The young man phoned me. We had a long and, for me, thrilling conversation. I gave him an unvarnished account of his father’s life. He told me that he had not known for sure that he and his brother were adopted – but he had suspected. He had picked up on clues – a picture of his mother with another man (evasively explained) – the fact that his Dad’s side of the family never treated him the same as his younger brothers and sisters. This saddened me. To a lesser degree, this young hero knew what the Dursleys’ treatment of Harry felt like.

My stepbrother-who-never-was quizzed me with insatiable curiosity. One can imagine that Harry would be just as curious to learn anything, any details, any down-to-earth, concrete facts about who his parents were and how they lived. Perhaps he will go to Godric’s Hollow one day; perhaps he has to, in hope of finding someone who will talk to him about James and Lily. Or perhaps he will settle for quizzing Remus Lupin and others who knew his parents.

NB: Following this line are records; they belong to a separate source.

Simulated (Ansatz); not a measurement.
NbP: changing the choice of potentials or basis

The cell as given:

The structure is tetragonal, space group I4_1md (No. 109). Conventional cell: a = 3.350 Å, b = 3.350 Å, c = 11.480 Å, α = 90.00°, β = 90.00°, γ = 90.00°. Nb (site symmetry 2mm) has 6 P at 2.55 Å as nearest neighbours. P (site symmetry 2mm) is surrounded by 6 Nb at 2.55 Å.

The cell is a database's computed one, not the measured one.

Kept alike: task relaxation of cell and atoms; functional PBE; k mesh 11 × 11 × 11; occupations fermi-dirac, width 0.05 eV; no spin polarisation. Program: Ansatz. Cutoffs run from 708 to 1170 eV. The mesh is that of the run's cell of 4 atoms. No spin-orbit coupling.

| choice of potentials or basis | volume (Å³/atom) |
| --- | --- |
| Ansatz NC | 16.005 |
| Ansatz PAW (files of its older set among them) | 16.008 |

At the end of our conversation, the young man promised to give my stepfather a call. He even gave me permission to tell my stepfather to expect his call. The news was so staggering to my ailing stepfather that for a few moments, I thought I had killed him. But worse, the young man never did call – and though my stepfather lived a couple more years, he never forgave me for getting his hopes up. He suspected that I had poisoned his son against him, by telling him too frankly about the troubles the old man had, the troubles in our relationship especially.

It is now too late for that happy reunion to take place. The door is closed on one – no, two – young men, who can never go home. Death has closed that door, as it has done for Harry. There is nothing for him to find at Godric’s Hollow except symbols of his own grief, grief for people he never really knew but whom he should have known. If Harry never does go there, please do not judge him harshly. Perhaps he will be tempted – perhaps he will even imagine there is something to be gained from visiting that place – or perhaps he will decide, as one not-quite-brother of mind did, that some discoveries are not worth the pain.